Instead, Blair's career as a journalist is ruined but his future as a media star is off to a robust start. Having completed the exile stage of his new infamy, Blair now moves to the next phase: the national confessionals on TV talk shows and other media.

What next? Maybe a novel, Blair says. Why not? Stephen Glass wrote a novel and sold his life story to Hollywood. Glass, you may recall, was fired at age 25 in 1998 for fabricating articles at the New Republic. His novel, "The Fabulist," made barely a ripple, sparking endless jokes about how his fiction writing worked better when it was passed off as fact. The movie, "Shattered Glass," did better, indicating fabrications of his life still work for him.

Or maybe Blair can look to a radio talk show, a cable TV talk show or a newspaper column. Mike Barnicle has done all of those before and after he resigned from his popular Boston Globe column in 1998. His exit resulted from questions about possibly stolen jokes in one column and some unverifiable facts in another. Last week, Barnicle unveiled a new column in the rival Boston Herald, the paper that ironically first raised questions over the allegedly pilfered jokes.
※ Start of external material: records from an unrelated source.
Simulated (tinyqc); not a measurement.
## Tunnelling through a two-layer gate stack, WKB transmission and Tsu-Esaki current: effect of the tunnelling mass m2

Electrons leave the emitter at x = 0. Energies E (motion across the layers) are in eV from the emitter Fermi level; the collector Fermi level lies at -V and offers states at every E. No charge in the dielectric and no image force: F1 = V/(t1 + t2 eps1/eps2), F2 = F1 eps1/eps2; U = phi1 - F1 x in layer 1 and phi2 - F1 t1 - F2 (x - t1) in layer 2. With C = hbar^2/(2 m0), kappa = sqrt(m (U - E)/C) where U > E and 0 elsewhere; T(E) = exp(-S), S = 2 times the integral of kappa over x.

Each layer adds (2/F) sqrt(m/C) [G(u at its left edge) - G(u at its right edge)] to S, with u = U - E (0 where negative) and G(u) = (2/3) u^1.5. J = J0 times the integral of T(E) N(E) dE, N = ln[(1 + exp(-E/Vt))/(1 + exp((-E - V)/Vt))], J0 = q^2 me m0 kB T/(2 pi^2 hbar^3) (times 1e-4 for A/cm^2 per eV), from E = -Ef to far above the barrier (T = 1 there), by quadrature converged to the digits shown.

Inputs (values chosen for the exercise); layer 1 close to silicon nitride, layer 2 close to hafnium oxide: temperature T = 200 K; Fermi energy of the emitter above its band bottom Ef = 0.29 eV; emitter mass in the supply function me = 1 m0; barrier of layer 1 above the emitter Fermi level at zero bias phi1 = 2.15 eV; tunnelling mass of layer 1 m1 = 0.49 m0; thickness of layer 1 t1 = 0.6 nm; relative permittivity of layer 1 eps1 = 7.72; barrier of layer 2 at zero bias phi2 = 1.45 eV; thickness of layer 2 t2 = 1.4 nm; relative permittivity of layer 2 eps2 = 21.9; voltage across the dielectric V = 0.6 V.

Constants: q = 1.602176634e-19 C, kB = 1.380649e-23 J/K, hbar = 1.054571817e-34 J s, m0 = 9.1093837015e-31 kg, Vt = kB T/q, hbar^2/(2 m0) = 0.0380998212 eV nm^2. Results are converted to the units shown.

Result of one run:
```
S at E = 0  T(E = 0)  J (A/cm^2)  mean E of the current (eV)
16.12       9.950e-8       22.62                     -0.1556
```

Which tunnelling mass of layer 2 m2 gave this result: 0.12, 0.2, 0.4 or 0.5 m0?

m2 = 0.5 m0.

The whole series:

Many Barnicle fans think he was pushed out to blunt possible charges of racial favoritism. Weeks earlier Patricia Smith, an award-winning black columnist at the Globe, resigned after admitting she fabricated people and quotes in four columns.

I don't know what happened to her, but she might consider making a comeback. Where there is no shame, there is no embarrassment — and today there is almost no shame left in the big talk-show celebrity game.